If I’ve heard it once I’ve heard it a thousand times in the back-and-forth commentary over this or that issue, often centered around the issue of compensation: “If the Department of Labor didn’t classify us as unskilled labor …” What typically follows is the notion that this or that issue would be better for drivers.
The video here, from the folks at TruckerNation, does a pretty good job of debunking the notion that truckers fall into an “unskilled” classification, one used in government not by DOL at all, as Andrea Marks explains there, but by the Social Security Administration for various purposes. There, depending on the level of CDL obtained, and considering endorsements, amount of time worked and more, drivers are classified as either “skilled” or “semi-skilled,” she says. Never “unskilled.” It’s worth a watch.
What the video doesn’t get to is what’s typically happened in my own experience talking to folks all around the industry, as hinted at in the first paragraph here. When someone invokes the old “unskilled” notion, asked for some clarification what I’ve most often then heard is an invocation of the reality of the exemption from overtime-pay protections for DOT-regulated motor carrier employee drivers — that exemption was codified as part of the Fair Labor Standards Act of 1938. Follow this link for a clear fact sheet on it.
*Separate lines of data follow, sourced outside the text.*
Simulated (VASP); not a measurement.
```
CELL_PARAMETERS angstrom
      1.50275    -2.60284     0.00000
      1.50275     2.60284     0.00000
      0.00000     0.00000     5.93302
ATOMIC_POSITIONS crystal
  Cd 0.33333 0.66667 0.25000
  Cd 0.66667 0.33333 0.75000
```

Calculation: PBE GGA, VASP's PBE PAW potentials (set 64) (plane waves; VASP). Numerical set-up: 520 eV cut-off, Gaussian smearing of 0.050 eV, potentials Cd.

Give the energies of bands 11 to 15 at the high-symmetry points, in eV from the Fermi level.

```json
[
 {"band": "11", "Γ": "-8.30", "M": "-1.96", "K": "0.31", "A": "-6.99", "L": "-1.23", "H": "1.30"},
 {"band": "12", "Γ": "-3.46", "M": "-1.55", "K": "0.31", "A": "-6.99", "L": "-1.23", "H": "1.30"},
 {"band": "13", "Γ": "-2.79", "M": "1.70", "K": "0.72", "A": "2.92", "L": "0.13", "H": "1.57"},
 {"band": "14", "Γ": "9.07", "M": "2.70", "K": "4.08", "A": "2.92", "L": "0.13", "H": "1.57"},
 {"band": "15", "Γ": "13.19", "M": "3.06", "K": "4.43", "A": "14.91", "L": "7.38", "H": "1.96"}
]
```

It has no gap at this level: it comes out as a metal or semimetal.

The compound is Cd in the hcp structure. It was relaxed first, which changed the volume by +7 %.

There’s been no shortage of talk about the seeming absurdity of an industry regulated by the hour but paid by the mile over the years, for sure. More seriously, you don’t have to look far to find past advocacy efforts centered on the notion that removal of the motor carrier exemption from overtime-pay requirements for safety-sensitive workers would force a better standard of compensation for company drivers, and drive better income conditions for owner-operators by extension. (Read owner-operator Joe Ammons’ past such argument here, and some distillation of related changing conditions — how that ELD mandate figures in — via this link. Find some carriers moving to more of a salary-type compensation model, with a miles incentive on top, via my own reporting from earlier in the year; such moves, when true earning potential is there, might be interpreted as a kind of advocacy in and of themselves.) In an industry where much energy is being expended by attorneys and drivers suing carriers over state meal and rest breaks in California, and by motor carrier interests hoping to overturn the outlier court action that is enabling such suits, changing the motor carrier exemption to the FLSA doesn’t seem to figure into compensation conversation so much of late.
What’s your view on it? If the FLSA exemption were removed and carriers were forced to adjust to the reality of overtime pay requirements, do you think your own particular situation in the industry would improve ultimately or not?